For GPU training of model, I am using
dudt = Chain(Dense(3,100,tanh),
Dense(100,3)) |> gpu
versus
CPU training
dudt = FastChain(
FastDense(3,100,tanh),
FastDense(100,3))
Over 1000 iterations, Fastchain is orders of magnitude faster than running GPU Tesla K40c. Is this expected behaviour? Otherwise, could I be doing something wrong with implementing the model on GPUs. MWE for GPU implementation as follows:
function lorenz(du,u,p,t)
σ = p[1]; ρ = p[2]; β = p[3]
du[1] = σ*(u[2]-u[1])
du[2] = u[1]*(ρ-u[3]) - u[2]
du[3] = u[1]*u[2] - β*u[3]
return
end
u0 = Float32[1.0,0.0,0.0]
tspan = (0.0,1.0)
para = [10.0,28.0,8/3]
prob = ODEProblem(lorenz, u0, tspan, para)

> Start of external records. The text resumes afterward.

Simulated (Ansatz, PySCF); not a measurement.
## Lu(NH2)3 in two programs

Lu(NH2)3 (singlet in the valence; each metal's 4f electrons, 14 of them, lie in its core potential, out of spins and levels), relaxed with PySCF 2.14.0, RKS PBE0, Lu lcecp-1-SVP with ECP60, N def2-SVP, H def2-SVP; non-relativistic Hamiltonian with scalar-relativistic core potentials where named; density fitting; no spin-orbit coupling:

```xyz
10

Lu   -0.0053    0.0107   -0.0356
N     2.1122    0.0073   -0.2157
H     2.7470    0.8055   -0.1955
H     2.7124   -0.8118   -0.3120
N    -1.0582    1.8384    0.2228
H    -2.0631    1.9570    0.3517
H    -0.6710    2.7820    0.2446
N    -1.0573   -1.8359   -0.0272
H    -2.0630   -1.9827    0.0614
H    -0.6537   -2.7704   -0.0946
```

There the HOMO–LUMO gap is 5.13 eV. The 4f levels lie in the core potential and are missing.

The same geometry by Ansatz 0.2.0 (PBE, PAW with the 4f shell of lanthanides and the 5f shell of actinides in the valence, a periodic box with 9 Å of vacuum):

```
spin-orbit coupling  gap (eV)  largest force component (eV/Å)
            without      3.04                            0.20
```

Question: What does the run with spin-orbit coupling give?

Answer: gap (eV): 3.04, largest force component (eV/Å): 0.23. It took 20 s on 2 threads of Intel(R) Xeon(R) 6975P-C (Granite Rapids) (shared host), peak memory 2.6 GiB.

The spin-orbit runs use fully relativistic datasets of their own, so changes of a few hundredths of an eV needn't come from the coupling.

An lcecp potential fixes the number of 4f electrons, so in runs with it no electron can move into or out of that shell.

t = range(tspan[1],tspan[2],length=101)
ode_data = Array(solve(prob,Tsit5(),saveat=t))
ode_data = cu(ode_data)
u0train = [1.0,0.0,0.0] |> gpu
tspantrain = (0.0,1.0)
ttrain = range(tspantrain[1],tspantrain[2],length=101)
dudt = Chain(Dense(3,100,tanh),
Dense(100,3)) |> gpu
n_ode = NeuralODE((dudt),tspantrain,Tsit5(),saveat=ttrain)
function predict_n_ode(p)
n_ode(u0train,p)
end
function loss_n_ode(p)
pred = predict_n_ode(p) |> gpu
loss = sum(abs2, pred .- ode_data)
loss,pred
end
res1 = DiffEqFlux.sciml_train(loss_n_ode, n_ode.p, ADAM(0.01), cb=cb, maxiters = 1000)
That model is too small for GPU parallelism to really make a difference. The neural network is essentially a 3 matvecs, 100x3, 100x100, 3x100. The only one with a kernel that probably comes close to breaking even is the middle one, where a 100x100 matrix is multiplied by a length 100 vector.
For example, on my machine:
So while the speedup on the largest operation does exist, it's not enough to overcome the slowdown by putting other small operations on the GPU. This is because GPUs have a high floor (on my machine around 12μs) so you have to make sure your problem is large enough for it to really make sense. Generally machine learning benefits from GPUs because it's dominated by large matrix multiplications with layers in the size of tens of thousands.